Back in Jan. 2017 StreamSets had released its version ~2.3.0 which had not OAuth2 integration needed to connect to the Google Analytics API. To workaround this issue I created a custom StreamSets Origin (data extractor), it worked really well to solve a simple use case!
Configuring HTTP Origin — HTTP : Use the following/similar settings
Use runtime variables for sensitive data
Use relative dates so it can pull data in batch in a regular basis. Ideally we should stream data instead of load it in batches.
The reason behind using GA API v3 is because it provides compatibility with StreamSets’s Pagination. Integrating StreamSets’ pagination with GA API v4 posses the challenge of processing requests using a json object inside an HTTP POST request which has to be updated in order to make the pagination work. Whereas, GA API v3 manipulates pagination using HTTP parameters, for instance nextLink will contain a new URL with the pagination information using the parameter start-index and max-results.
Configuring HTTP Origin — Pagination: Use the following/similar settings
GA API v3 and StreamSets let you work with the pagination using the /nextLink field.
The way to make the pipeline stop is by using a Java Expression Language conditional, once the API dispatches the last page of data the /nextLink result field won’t appear anymore.
Do not include the pagination data in the pipeline or exclude it in future stages.
By choosing /rows under Result Field Path StreamSets will take care of filtering out all other fields and only analyze this field downstream.

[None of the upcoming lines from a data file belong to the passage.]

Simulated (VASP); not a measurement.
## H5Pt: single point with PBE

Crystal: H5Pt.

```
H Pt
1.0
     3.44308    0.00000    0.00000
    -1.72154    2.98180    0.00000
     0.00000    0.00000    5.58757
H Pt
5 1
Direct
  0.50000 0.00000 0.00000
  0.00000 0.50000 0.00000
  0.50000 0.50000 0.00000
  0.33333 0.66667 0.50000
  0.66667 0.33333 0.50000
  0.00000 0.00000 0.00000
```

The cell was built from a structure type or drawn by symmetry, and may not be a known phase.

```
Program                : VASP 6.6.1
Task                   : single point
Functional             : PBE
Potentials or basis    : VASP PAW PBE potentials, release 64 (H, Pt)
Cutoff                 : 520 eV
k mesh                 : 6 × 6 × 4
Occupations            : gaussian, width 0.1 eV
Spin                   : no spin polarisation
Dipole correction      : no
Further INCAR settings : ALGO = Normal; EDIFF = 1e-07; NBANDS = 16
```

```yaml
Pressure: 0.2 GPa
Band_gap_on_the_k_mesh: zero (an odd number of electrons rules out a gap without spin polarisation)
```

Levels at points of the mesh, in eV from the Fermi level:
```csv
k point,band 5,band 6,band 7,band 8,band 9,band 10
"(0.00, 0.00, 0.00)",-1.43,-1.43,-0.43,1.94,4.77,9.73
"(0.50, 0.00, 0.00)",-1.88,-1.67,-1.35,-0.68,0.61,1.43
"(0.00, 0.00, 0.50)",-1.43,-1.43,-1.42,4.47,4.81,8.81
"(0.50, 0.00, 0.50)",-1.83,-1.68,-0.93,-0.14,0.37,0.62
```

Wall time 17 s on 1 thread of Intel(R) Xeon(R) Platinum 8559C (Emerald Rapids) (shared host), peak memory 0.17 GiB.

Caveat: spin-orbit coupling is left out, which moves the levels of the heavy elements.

Configuring HTTP Origin — OAuth2: Use the following/similar settings
The JWT key should come from a JSON key file when you generate the Google credentials under Google Console. Locate the “private_key” field in the file, which contains a string version of the key. Place this string into a file and replace all “\n” literals with new lines.
Use a runtime variable to load the the file that contains the JWT key.